This week’s demand from one of my publishers that I do final author proofs on a full-length manuscript in less than 48 hours BEFORE any proofreaders touched it made me more than a little cranky. Then I heard talk of another Alaskan potentially becoming an author. Normally that would lift my spirits, but instead it made me crankier. Yes, supposedly Levi Johnston is shopping a book proposal. That’s the Levi Johnston whose claim to fame is fathering a child, unwed, at age eighteen, a child whose grandmother happens to be Alaska’s ambitious governor. Please. If some publisher pays big bucks in this economy to thrust this project on the reading public, you may just have to take me out back and put an end to my misery.
Fortunately, there’s some uplifting news this week. Teresa Sundmark wrote to remind us that yet another Homer author is making a big splash. Miranda Weiss’s memoir Tide, Feather, Snow comes out next week. Ketchikan librarian Charlotte Glover spotted the ARCs a few month ago at ALA. Now we’ll all get to have a look.
Another fun event: tonight’s Wrangell Mountain Center Spring Party and Fundraiser, billed as “The Lone, Un-Annual, Unique and Eminently Worthwhile.” Promised are beer by Moose’s Tooth, catering by Everyday Gourmet, live music by Sticky Wicket, wine, a silent auction, a slide show on Wrangell-St. Elias and the WMC, activities for kids, good folks, good times, and a good cause. The event begins at 6:30 pm, Friday, April 24th at 11101 Magnolia Street, Anchorage, residence of Walt and Maria Shell. Admission is a paltry $10 per adult, and kids are free. For more information, call Jeremy Pataky at 244-7717 or write info@wrangells.org. The Wrangell Mountains Center is a private, non-profit institute dedicated to environmental education, research, and the arts in Wrangell-St. Elias National Park and Preserve. Summer programs include accredited college-level field courses, arts programs for children and adults, educator workshops, residencies for visiting artists and writers, natural science short-courses, Elderhostels, writing workshops, support services for research scientists, and the popular Kennicott Summer Arts and Lectures Series.
Then there’s all the good work being done to promote writing and literacy by the folks at Alaska Sisters in Crime (AKSinC). They’re looking for help coordinating and planning a Columbus Day weekend retreat in Seward this fall, a two or three gathering of readers and crime fiction fans, publishers, criminal justice personnel, librarians, and more. Depending on funding, they hope to publish a small drawer-book of short mysteries written at this retreat for hotels to have in guest rooms.

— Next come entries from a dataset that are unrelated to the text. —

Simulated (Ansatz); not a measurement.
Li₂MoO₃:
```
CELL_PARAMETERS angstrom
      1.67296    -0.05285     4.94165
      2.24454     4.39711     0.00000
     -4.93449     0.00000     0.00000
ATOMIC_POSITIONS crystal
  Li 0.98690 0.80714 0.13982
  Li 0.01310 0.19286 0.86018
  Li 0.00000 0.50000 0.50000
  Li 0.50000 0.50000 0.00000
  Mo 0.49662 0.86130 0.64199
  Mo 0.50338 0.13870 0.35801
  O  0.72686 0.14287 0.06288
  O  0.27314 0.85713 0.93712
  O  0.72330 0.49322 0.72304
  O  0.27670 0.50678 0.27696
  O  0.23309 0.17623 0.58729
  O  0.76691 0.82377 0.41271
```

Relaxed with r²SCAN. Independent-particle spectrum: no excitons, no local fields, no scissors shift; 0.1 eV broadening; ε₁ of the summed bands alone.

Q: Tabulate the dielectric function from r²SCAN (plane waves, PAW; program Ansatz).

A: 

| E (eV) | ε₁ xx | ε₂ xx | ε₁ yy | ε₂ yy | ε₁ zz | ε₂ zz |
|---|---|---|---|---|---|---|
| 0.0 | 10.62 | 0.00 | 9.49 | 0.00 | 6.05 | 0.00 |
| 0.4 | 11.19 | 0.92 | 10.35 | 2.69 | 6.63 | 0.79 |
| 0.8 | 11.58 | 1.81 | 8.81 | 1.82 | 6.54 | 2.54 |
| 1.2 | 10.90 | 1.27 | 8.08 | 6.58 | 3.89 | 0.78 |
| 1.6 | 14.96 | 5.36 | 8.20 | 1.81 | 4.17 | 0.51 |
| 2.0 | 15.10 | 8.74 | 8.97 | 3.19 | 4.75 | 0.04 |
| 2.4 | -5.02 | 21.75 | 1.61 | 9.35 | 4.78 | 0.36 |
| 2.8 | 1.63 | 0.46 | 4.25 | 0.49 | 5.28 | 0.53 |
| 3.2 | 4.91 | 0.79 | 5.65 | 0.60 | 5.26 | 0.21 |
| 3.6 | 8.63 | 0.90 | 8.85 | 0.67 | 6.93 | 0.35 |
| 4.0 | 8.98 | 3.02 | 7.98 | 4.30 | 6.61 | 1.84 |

Also in the works at AKSinC is an eMentorship program, with several published authors signed up to mentor students from schools around Alaska, and the anthology A Stranger Comes to Town: Mystery Writers Explore Alaska making its way to print. And through the Alaska Reads program, Anchorage author Halene Peterson Dahlstrom will travel to the Bering Straits School District the week of May 4. Alaska Sisters in Crime has purchased copies of her Rinnie of Alaska mystery series books for the participating school’s students and libraries.
Also from AKSinC comes word that Vicki Delany’s newest novel, Gold Digger: A Klondike Mystery, has just been released by Canada’s mystery publisher, Rendezvous Crime. The book is set in Dawson, Yukon, in 1898, during the Klondike Gold Rush, and is the first in a new series.
Speaking of the gold rush, the Anchorage Museum is producing two world premiere gold-rush era plays, one by Tom Moran and one by Joan Kane, to accompany the summer exhibit Pay Dirt! Alaska’s Golden Landscapes. Both one-act plays are directed by Ron Holmstrom. Performances will be May 30 through July 30. Auditions for five-day-a-week paid acting roles are at 6 p.m. Friday, April 24 (tonight!) and 1 p.m. Saturday, April 25 at the Anchorage Museum, 121 W. Seventh Ave. Be prepared to read from a script.
Then there’s author Arne Bue , who has been busy taking online classes to beef up his website. He’d really like your feedback. His goal, he says, is to make it at least half as good as Dana Stabenow’s.
On the note of authors helping authors, via agent Nathan Bransford’s blog comes word of an article by bestselling author David Hewson exploring the “possibility of an author self-publishing collective loosely based on the old actor-led movie studio United Artists.” Interesting concept.
There you have it. I feel better already.
A last-minute P.S. from Andromeda : We’ve announced this Saturday screenwriting workshop several times, but now we have a more specific location. Here are the details: Sponsored by the Alaska Film Office and Alaska Pacific University, a Screenwriting Workshop for Alaskan writers wishing to learn industry format and standards for original works or adaptations will be held on April 25th, from 2:00 to 5:00 PM on the APU Campus in the Carr-Gottstein Building, Room 102. Veteran screenwriter Dave Hunsaker will be the workshop leader. No fee. For further information, please call 269-8491.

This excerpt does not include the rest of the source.